A wealth of music in West Cork Chamber Music Festival

He replied: ‘I write all day and when I have finished one piece I begin another’.
Substitute ‘festival’ for ‘piece’ and one gets an idea of how a sheep farmer, living on a remote peninsula in the south west of Ireland, has managed to establish one of the most important chamber music festivals in the western hemisphere.
Francis Humphrys, the sheep farmer in question, is now the festival director, planner, programme compiler, author and must surely have begun planning this year’s event even while the 2013 festival was still in progress. Otherwise, it is difficult to imagine how he could attract such a group of internationally-renowned artists from 16 countries to play 105 works by 60 composers (the earliest born in 1563, the latest in 1973) from 15 countries at 35 concerts in four different venues in Bantry in the nine days beginning on June 27.
While the concerts are the principal events, they are only part of the reason that this festival is so important to the artistic and economic life of Ireland.
In addition to the concerts, there are masterclasses, given by the visiting artists, to young aspiring professional string quartets from Ireland and the UK, talks about instrument — and bow-making by luthiers and bow-makers living in Ireland, public interviews with the artists, and a young composers’ forum on writing for chamber ensembles directed by a living Irish composer. Admission to all of these events is free.
There are 69 different events taking place between June 27 and July 5 next. The brochure is available this week, priority booking for friends and patrons of the festival opens shortly after, and booking for the public opens at the beginning of April.
At any music festival one expects to hear music that is familiar as well as hearing music that challenge. How Francis Humphrys continues, year after year, to discover such a variety of worthwhile music written during the last 400 years never fails to astonish me.
When he is not tending his farm and his animals I imagine he must listen to, and read about, an astonishing amount of music, as well as attending concerts and recitals all over Europe. Humphrys is also a splendid author and editor of the programme notes.

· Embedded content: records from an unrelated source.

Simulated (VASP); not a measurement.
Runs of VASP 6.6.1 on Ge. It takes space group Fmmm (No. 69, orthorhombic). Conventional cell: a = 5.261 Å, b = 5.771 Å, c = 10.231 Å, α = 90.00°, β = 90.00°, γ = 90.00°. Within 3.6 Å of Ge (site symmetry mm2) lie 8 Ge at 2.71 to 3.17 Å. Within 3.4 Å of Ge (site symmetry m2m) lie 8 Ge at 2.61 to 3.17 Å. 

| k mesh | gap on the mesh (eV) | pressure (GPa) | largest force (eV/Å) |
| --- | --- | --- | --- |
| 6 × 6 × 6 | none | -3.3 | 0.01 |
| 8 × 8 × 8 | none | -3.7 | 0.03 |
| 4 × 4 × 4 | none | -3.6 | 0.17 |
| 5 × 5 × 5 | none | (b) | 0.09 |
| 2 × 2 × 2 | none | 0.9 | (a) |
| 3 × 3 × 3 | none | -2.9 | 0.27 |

When Francis first sent me the proposed programme he suggested that perhaps he had been a little less adventurous than usual. I’m not so sure. Yes, there is very little music written in the last 10 years or so but, when I asked myself, how many patrons have ever even heard of Hans Abrahamsen or David Bruce — just to name four of the unfamiliar names to me — I began to change my mind. I listened on Youtube and fell under the spell of American-born Bruce.
There is plenty of music that I do not know in this year’s programme, much of it in the nine main evening concerts, most of which take place in Bantry House, but some also in both the town concerts (St Brendan’s Hall) — Tippett’s 2nd Quartet, for instance — and the stars in the afternoon (St Brendan’s Church) concerts. I look forward to hearing Ruby Hughes’s recital with Julius Drake on Tuesday’s stars in the afternoon, when she sings Mahler’s gorgeous Songs of a Wayfarer along with songs by Schumann, James MacMillan, and Arnold Schoenberg.
Among the many programmed works that I do know, and love are Schumann’s exquisite Dichterliebe song cycle, all of Brahms’s sonatas for violin and viola, Beethoven’s Septet in E flat and Schoenberg’s ‘Verklarte Nacht’ String Sextet.
The 11am coffee concerts (Sunday, Tuesday, Thursday, and Saturday) feature early music from Italy (Sunday), England and Austria (Tuesday) — this includes Pachelbel’s famous canon — Vivaldi (Thursday), Handel and Bach (Saturday), while Friday’s concert features the brilliant Alban Gerhardt playing Bach’s cello suites in E flat (No 4) and D major (No 6).
On Monday the programme comprises quartets by Mendelssohn and Dvorak, while Friday brings Mozart’s D minor quartet and ‘Gumboots’.
The town concerts at 2pm give audiences an opportunity of hearing the young players from the Arioso, Benz, Cepheus, and Delmege quartets, who are being mentored by the professional quartets participating in the festival, as well as the very impressive Young European Strings Chamber Orchestra.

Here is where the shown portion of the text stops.